Saturday, February 6, 2016

Saturday Recipe

I don't think we eat enough fish. It is so good for us. Here is a nice trout recipe.

Citrus-Cured Trout with Meyer Lemon Vinaigrette

Lime Wood's proximity to Hampshire Chalk Streams means trout is a regular feature on the menu at HH & Co., one of the hotel's restaurants. The trout is smoked or seared, as it is here, and drizzled
with a bright, lemony vinaigrette.


1 lemon, preferably Meyer
1/4 cup extra-virgin olive oil
1 tablespoon minced preserved lemon rind (see Note)
Kosher salt
5 tablespoons canola oil
1/2 cup panko
1/2 teaspoon fennel seeds, crushed
1 tablespoon chopped dill
1 tablespoon finely grated grapefruit zest
1 teaspoon finely grated lime zest
3 tablespoons sugar
Four 6-ounce skin-on trout fillets
Red and white braised endives, for serving

Finely grate the lemon zest and reserve it. Using a knife, peel the lemon, removing all of the bitter white pith. Working over a small saucepan, cut in between the membranes to release the sections. Squeeze any remaining juice from the membranes into the saucepan and bring to a gentle simmer. Cook over moderately low heat, stirring occasionally, until the lemon breaks down, about 15 minutes. Transfer to a small bowl and stir in the olive oil and preserved lemon. Season the vinaigrette with salt; let cool.
Meanwhile, in a large skillet, heat 1 tablespoon of the canola oil. Add the panko and fennel seeds and toast over moderately low heat, stirring occasionally, until golden and fragrant, about 5 minutes. Stir in the dill and season with salt. Transfer the breadcrumbs to a paper towel–lined plate to drain. Wipe out the skillet.
In a small bowl, combine the grapefruit and lime zests with the reserved lemon zest, the sugar and 3 tablespoons of kosher salt. Lay the trout fillets on a baking sheet ski side down and cover evenly with the citrus-salt cure. Let stand for 6 minutes. Rinse the trout and pat dry.
In the large skillet, heat 2 tablespoons of the canola oil. Lightly season the trout with salt and pepper. Add 2 fillets to the skillet skin side down and cook over moderately high heat until the skin is golden and crispy, about 3 minutes. Flip the fish and cook until golden and white throughout, 2 to 3 minutes longer. Briefly drain the fish on paper towels, then transfer to plates. Repeat with the remaining 2 tablespoons of oil and 2 trout fillets. Spoon some of the lemon vinaigrette over the trout and garnish with the fennel seed breadcrumbs. Serve with braised endives and pass the remaining vinaigrette at the table.

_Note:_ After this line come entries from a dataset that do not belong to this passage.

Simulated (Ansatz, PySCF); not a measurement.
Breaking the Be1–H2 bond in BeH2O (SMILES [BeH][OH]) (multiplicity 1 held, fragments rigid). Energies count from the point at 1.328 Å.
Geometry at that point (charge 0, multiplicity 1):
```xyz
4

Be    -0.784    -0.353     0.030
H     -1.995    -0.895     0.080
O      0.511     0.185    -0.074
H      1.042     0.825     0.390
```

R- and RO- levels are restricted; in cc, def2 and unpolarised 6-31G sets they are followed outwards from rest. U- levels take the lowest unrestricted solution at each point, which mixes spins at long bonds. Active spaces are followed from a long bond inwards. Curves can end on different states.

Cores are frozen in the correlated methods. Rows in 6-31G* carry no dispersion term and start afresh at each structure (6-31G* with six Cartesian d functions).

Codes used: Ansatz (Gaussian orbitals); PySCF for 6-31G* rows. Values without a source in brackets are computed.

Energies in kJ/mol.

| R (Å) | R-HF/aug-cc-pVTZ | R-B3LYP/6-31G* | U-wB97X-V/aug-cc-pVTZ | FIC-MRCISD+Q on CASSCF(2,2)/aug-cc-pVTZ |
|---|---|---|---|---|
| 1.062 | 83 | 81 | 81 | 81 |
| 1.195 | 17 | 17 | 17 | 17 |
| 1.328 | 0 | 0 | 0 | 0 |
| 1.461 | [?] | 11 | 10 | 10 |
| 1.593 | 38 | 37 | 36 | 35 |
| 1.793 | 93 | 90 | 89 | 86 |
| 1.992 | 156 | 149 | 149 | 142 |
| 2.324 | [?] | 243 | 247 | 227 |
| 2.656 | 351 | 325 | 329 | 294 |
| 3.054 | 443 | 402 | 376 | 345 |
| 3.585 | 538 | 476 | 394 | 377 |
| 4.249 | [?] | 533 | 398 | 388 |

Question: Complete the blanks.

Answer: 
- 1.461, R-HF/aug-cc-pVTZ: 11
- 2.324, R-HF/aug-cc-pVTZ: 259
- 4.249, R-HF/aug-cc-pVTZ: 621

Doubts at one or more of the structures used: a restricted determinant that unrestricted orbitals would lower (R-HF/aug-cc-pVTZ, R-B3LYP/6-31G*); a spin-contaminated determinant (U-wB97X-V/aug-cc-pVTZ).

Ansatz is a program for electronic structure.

Jarred preserved lemon can be found at specialty food shops and stores like Whole Foods.
Have a great day


  1. Hi Jo - sounds delicious .. have a good weekend - without too many hassles .. take care - cheers Hilary

    1. Thanks Hilary, and the same too you.

  2. I wish I liked fish but sadly, I don't.

    1. You know I am awfully glad, that, unlike you JoJo, I like practically all foods with very few exceptions.

  3. From what I understand from friends and family, I'm in the minority when it comes to liking trout. I also have some lemon wedges handy!!

    1. Yes, I think you are Dixie. I have friends who do like trout and quite a few others who don't like fish at any price.

  4. The only thing I hate about cooking fish in the house is the smell. I prefer to grill it outside.

    1. Not something that has ever bothered me. You could always cook fish in the microwave Liz.

  5. What Elizabeth said. In the summer we have fish at least once per week but I hate stinking the house up in the winter. Trout looks really good though.

    1. I really don't find any problem with the smell of cooking fish Susan.